WORLD FIRST! Rolex Daytona 126579RBR - The Christmas Special!
Rolex Daytona Black MOP and Diamond 126579RBR
What better for our Christmas review than this absolute belter of a bauble!
This is the new for 2024 Daytona 126759RBR, and I can hand on heart tell you that while the crowds were going wild for the monochromatic GMT-Master II, it was this exact model that revving my engine back in April.
Stats first, it’s a full 18 carat white gold piece, so nice and weighty while retaining the same slim and balanced proportions as any other, well almost.
As this is a 12 reference, it has been treated to the same case re-design as other post-2023 Daytona’s.
Broader straighter lugs, chunkier crown guards, a slimmer profile at 11.9mm while sporting a tuned up dial and handset.
Most importantly, the case design has shed some of the soft curves and increased the symmetry of the watch, an evolution that has been very well received indeed, as it has made the Daytona look larger without pumping it full of steroids and increasing the case size.
Perfecto.
I know that we aren’t all into gem-set watches, I know that we aren’t all into shimmering dials and diamond markers, but its Christmas, so let this little star twinkle.
The bezel is set with 36 brilliant-cut ultra high clarity diamonds.

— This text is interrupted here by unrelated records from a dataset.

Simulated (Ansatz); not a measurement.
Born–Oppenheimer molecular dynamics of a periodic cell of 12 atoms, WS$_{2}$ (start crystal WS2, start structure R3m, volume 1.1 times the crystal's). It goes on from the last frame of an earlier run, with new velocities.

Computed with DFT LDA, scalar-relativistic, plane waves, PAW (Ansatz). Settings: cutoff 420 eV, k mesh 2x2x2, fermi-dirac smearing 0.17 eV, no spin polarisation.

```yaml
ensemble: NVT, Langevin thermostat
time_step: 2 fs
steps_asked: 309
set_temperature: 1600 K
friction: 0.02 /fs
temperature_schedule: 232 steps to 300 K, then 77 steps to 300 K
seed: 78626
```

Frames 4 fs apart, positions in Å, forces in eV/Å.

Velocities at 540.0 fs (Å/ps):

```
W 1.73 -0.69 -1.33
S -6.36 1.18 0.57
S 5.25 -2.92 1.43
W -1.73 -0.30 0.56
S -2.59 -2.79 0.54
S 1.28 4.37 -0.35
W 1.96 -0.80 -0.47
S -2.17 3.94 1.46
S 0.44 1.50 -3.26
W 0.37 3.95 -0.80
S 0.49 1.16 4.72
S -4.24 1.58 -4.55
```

They are set using the “Claw” technique which is when the corner of a gemstone is held in place by thin and deliberately unobtrusive “claws” of metal and ensures that the factets of the stone are still free to catch and play with the light.
This particular cut and setting technique is designed for maximum light, maximum fire, and maximum impact.
This works in absolute tandem with the black Mother Of Pearl dial, not only because a dark dial makes a great backdrop for diamond light, but because the diamonds also serve to conjure up up a light-show from the dial itself, which flashes with green and red fire from the nacre.
Mother of pearl is the iridescent lining of a mollusk shell. Its found inside oysters and abalone and has been used to make jewellery as far back as ancient Egypt and the Ming dynasty. It is a hugely popular material because of the way that it shifts and shimmers in changing light to reveal different tones and colours.
MOP is made from a substance called “nacre” which is the same material as an actual pearl, but rather than being an individual ball, the nacre used to make mother of pearl is found lining the shell.
It is named Mother Of Pearl as the popular belief is that the nacre lined shells produce the finest pearls.
As this is a black dial, it’s colour is most in line with those found in Tahitian pearls which are also black, but with shades of peacock, petroleum blue, red, green, and aubergine flashing through them.
This particular dial gives a show which, thanks to the solar storms this year, can be best described as similar to the northern lights.
Check out in particular the swathes of red and green that you can pick out towards the left-hand side as it moves.
Honestly, there is nothing quite like nature for producing beautiful and wild dials.
It is unparalleled colour-wise.
The rest of the dial is pleasingly symmetrical with 8 brilliant cut diamond indexes set in to square white gold surrounds, A white gold Rolex crown at 12, and lumed indices at 3, 6, and 9.
These have been placed to give both low-light orientation to the watch, and to maintain some harmony as gem setting the quarter hour points would create either cramping or subdial intrusion - neither of which are pleasant or correct.
The subdials, including their rings, are all-white, as anything else would be overkill and the party has been topped off with “Daytona” in blaze red arcing over the small seconds subdial at 6.
Theres also a tiny printed coronet on the outer track just below 6, which denotes that this Daytona is running a new movement - calibre 4131, which is a 47 jewel update to the previous and genius cal 4130.
It has 72 hours of power reserve and all the bells and whistles (Vertical clutch, Parachrom hairspring, Chronergy escapement) but with a reduced number of components which is designed to increase reliability.
Less components - less chance of failure.
The new calibre has also seen some aesthetic improvements in the form of Rolex Côtes de Genève decoration - but at the moment these are hidden behind a solid caseback on all models bar the flagship platinum so all you really need to know is that the new movement has all the tech that Rolex can throw at it, and is a pretty one to boot.
Add together the precious metal, diamonds, pearl, new movement, and redesigned case, and this is genuinely my favourite current Daytona, its a special piece and I hope you enjoy it as much as I do.